Central and South America begin leaning to the left

BY YOSHI JOHNSON

In print | December 6, 2007

Big things are afoot lately in the societies that we “Americans” like to forget are part of America proper, too. In the past few years, Central and South American countries have been experiencing small, but significant revolutions of an electoral-democratic variety. Ostensibly reacting to the persistence of economic and social ills, as well as U.S. influence in the hemisphere, these Latin American societies are experiencing a self-conscious lurch towards the political left. While recent developments in Peru, Mexico and Colombia suggest that the region’s trajectory will not be consistently uni-directional, a discernible break from the political status quo in favor of fresh and sometimes novel political approaches is certainly underway.
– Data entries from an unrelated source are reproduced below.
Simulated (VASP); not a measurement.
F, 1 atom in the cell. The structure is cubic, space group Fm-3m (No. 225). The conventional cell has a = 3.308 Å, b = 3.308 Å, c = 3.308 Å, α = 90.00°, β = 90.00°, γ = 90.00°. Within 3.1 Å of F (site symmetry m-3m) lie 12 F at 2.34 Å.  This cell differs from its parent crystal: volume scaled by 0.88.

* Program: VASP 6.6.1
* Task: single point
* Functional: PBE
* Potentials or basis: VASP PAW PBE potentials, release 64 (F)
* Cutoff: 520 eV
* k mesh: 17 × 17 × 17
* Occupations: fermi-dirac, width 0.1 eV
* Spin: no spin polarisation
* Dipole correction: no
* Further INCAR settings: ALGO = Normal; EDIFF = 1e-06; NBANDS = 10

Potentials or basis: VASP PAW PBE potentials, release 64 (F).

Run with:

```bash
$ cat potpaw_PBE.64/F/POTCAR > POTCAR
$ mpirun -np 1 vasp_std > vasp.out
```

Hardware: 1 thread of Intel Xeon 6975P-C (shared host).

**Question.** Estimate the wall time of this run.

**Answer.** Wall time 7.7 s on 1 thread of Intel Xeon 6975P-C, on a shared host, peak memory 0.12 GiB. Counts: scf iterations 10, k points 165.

Most recently, this past Sunday, Venezuelan President Hugo Chavez asked his people to approve significant new reforms to the country’s constitution. He proposed some 70 changes, the most significant of which were eliminating the limit on the number of terms a president can serve, creating certain communal forms of property, ending the central bank’s autonomy, altering the administrative and territorial structures of the country and instituting several labor-related policies.

What did his people give him for an answer? To the world’s surprise, they gave him a resounding “No!” Sure, given that the measure was only narrowly defeated, it wasn’t exactly “resounding” in a conventional sense, but for a politician accustomed to landslide electoral victories, the rejection of the referendum was an irrefutably meaningful defeat.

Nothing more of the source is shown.